A small fleet of well-armed ships carrying around 500 crew, many of them Thames watermen and commanded by James Lancaster, sailed from Woolwich in 1601, backed by 218 subscribers. A variety of goods, including metals, fabrics, lace and gifts for foreign officials, as well as bullion, were sent on the outbound voyage. Despite poor sailing conditions that made for slow progress and many of the crew succumbing to scurvy, they arrived at Achin on the Indonesian island of Sumatra in the spring of 1602. A trade agreement with the sultan was struck and a small settlement established as a base. Pepper, cloves, indigo, mace and silk were brought back, providing substantial returns for the investors. Subsequent voyages were also highly successful, so on further sailings the company’s ships sought additional trading places, on the coast of India and as far as Japan.

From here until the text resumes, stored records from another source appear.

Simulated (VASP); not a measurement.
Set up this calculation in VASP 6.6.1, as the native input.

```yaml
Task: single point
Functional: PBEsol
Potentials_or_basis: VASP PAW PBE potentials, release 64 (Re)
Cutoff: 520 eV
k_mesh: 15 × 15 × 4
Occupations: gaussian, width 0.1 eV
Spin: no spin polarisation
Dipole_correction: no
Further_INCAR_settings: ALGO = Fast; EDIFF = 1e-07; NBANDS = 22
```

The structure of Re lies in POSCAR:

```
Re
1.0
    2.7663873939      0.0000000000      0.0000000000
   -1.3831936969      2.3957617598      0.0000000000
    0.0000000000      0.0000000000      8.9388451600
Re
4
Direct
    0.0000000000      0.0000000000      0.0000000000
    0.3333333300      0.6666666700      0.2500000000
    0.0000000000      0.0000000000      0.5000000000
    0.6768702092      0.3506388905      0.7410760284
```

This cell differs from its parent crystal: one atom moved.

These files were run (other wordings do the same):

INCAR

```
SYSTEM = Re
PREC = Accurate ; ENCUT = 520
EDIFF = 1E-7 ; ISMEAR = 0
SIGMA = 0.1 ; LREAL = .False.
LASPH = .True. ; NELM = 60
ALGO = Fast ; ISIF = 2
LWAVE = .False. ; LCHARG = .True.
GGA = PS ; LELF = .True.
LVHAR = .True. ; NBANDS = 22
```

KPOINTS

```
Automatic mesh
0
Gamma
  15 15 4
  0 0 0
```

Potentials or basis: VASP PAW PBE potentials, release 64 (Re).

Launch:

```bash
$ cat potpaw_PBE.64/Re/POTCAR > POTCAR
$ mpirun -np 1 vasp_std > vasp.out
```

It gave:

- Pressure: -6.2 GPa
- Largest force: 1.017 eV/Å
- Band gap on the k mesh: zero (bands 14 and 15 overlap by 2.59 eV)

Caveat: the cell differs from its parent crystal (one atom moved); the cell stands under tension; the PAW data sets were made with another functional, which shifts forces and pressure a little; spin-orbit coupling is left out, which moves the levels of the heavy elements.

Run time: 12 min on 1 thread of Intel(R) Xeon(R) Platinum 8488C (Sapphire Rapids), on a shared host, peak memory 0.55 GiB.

England’s main product was woollen cloth, for which there was little interest in the warm climates, and other manufactures were of inferior quality to those produced in Asia, so the company had to mainly trade with bullion. It was therefore given the right to export silver – something that had previously been illegal – in order to purchase spices. The eighth voyage alone provided subscribers with a 221% profit. Continuing voyages ensured that spices were thereafter widely available in Britain, changing the nation’s cuisine. In 1617 alone the company brought back to London two million pounds weight of pepper. A decade later a commercial treaty was concluded with the powerful Mughal emperor, who ruled much of the sub-continent, giving the East India Company exclusive trading rights with the Surat region. By 1620 the Company had established twelve factories in the Far East.
During the early decades of the 17th century the members of the East India Company were amongst the greatest merchants of the City of London, many of whom were also aldermen. Not only was it necessary to be wealthy to finance expensive voyages but also to have a close relationship with the King and his government to negotiate duties and privileges. There was overlapping membership of the East India and Levant Companies, as well as the Muscovy Company.
The first chairman of the East India Company was Sir Thomas Smythe. He was a member of both the City of London’s Skinners and Haberdashers livery companies and succeeded his father as Collector of Customs for the Port of London. He sat as an MP, a City alderman, and served as Sheriff of London. Smythe was a member of both the Merchant Adventurers and Levant Company, making him one of the most important London merchants of the late 16th century. He was knighted in 1603 by James I, who appointed him as Ambassador to Russia. Returning to London he immersed himself in the East India Company, which for the first 20 years operated from his house in Philpot Lane. In 1606 Smythe arranged the granting of the first charter from King James for the Virginia Company, which was responsible for the settlement of Jamestown, and served as its first Governor. He served as Governor of the East India Company until 1621 except for two years.
The company’s fortunes waned during the 1630s due to competition from the Dutch and low selling prices of the products being returned to England. There was a lack of enthusiasm from investors and doubts that the company could survive. King Charles invested in, and granted a charter to, an alternative scheme to trade in those places neglected by the EIC around the Indian Ocean, led by Sir William Courteen, the founder of the colony of Barbados. A primary interest was the creation of a new colony at Madagascar. A fleet sailed in 1636 but Courteen died within three months of its departure and the Courteen Association became a very expensive failure.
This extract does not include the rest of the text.